Before you start humming Cheap Trick's "I want you to want me," allow me to elaborate. I want to be the friend who my friends can't wait to introduce to their family when they come to visit. I long to be the friend who people look forward to hanging out with on weekends. I dream of being the husband whose wife brags about him to her friends. When people give me genuine compliments, when I hear of people speaking fondly of me when I'm not around, when people tell me they miss me, it absolutely warms my soul.

For better or worse, this desire drives many of my decisions and ways of thinking. I put too much stock in the number of "Likes" I receive on Facebook and how many people have read my blog on any given day. I buy cars I believe others will want to ride in. I over analyze when an invitation is not extended to me. I give away copious amounts of free alcohol so that others will want to come to my house. I wish I could say all of my motives were completely selfless and benevolent, but the truth is many of them are driven by my desire to be wanted.

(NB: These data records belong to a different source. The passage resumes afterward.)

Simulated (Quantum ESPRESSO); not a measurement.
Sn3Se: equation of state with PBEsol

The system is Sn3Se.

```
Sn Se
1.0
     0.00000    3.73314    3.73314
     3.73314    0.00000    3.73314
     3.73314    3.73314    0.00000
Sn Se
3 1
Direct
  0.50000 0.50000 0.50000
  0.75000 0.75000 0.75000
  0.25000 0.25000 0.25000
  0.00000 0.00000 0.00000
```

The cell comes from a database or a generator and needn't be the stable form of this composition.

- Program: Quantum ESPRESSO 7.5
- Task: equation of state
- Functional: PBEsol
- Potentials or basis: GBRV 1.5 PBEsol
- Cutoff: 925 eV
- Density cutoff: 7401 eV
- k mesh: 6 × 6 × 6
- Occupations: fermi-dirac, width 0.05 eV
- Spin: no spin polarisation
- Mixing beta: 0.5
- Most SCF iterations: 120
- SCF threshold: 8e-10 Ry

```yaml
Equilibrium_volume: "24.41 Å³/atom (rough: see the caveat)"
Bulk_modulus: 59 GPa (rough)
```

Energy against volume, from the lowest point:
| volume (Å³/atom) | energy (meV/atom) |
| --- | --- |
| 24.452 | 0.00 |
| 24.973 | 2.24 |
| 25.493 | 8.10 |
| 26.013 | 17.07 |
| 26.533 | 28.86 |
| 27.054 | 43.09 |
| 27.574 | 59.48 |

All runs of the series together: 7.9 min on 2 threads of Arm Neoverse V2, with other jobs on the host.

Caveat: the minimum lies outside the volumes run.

My friends and family do a superb job of making me feel desired, and I greatly appreciate them for it. Yet at my job, it's a completely different story. At a recent business dinner in Chile, a colleague told me (after a few drinks, of course, when honesty is at its peak) "You'll never get anywhere in this company because you don't have a technical background" (perhaps he forgot the past two CEOs of our largest competitor had very similar career paths to mine), while another said "Man, Jay, you sure are getting fat - if you keep gaining weight at this rate, you'll be 400 lbs. by the time you're 40!" After that dinner, I went back to my hotel room broken and disheartened. The Head and The Heart's song "Heaven Go Easy on Me" came up on my iPod, and as it played, I just prayed the lyrics aloud.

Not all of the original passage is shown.